RT Cunningham

United States Taxes and the Pensions for Me and My Wife

Why is filing my taxes, or finding out if I even have to file, so complicated?

I’m drawing a monthly pension as a military retiree and that’s the only income Josie (my wife) and I get while we’re living in the Philippines. Okay, so I get a little (very little) from the ads you see on this website. It’s not enough to affect my total income for tax purposes.

All of this will change in 2022 and 2023 when we both start drawing social security pensions.

We Probably Still won’t have to Pay Taxes

I say “probably” because things can change dramatically from year to year. As it stands now, we won’t have to pay taxes on any of it. If I add all three pensions together, adjusted for inflation and COLA increases, we still won’t make enough to pay taxes on it. That’s really sad, if you think about it – not making enough money to pay taxes on it.

Up until today, I worried the social security pensions would put us over the top. I had never bothered to find out exactly what the ramifications would be.
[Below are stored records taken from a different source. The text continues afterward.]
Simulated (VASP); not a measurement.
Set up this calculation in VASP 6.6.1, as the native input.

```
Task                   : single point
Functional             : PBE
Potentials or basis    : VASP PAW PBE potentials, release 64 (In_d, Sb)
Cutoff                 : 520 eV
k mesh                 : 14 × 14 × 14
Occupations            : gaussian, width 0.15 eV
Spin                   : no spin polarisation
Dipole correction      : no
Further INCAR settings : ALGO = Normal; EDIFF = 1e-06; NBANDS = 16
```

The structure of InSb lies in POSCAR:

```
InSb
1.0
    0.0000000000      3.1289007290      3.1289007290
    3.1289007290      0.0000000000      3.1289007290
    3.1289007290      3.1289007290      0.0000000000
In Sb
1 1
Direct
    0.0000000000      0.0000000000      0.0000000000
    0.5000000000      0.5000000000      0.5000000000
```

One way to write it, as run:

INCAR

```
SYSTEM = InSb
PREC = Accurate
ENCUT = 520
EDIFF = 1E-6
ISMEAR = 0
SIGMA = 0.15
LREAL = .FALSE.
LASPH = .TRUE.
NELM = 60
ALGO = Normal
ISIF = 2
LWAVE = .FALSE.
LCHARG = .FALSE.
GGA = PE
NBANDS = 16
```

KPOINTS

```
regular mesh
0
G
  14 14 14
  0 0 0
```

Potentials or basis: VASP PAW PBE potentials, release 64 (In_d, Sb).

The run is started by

Research is a Wonderful Thing

Or rather, the results of the research. I did my research by partly filling out an IRS Form 1040 and a Social Security Benefits Worksheet.

Like many people, I had assumed that our social security benefits would be completely taxable when added with another taxable income source. Well, I had assumed wrong.

When I filled out the forms, the results surprised me and relieved me at the same time. I hated filing taxes in past years even when I expected a return, which was more often than not. I don’t ever want to file again, even if I can expect a return in the future.

The exact amount our social security pensions will add up to is a mystery. We won’t know until we apply for them. I used a higher than expected number while doing calculations and I seriously doubt we’ll get even close to it.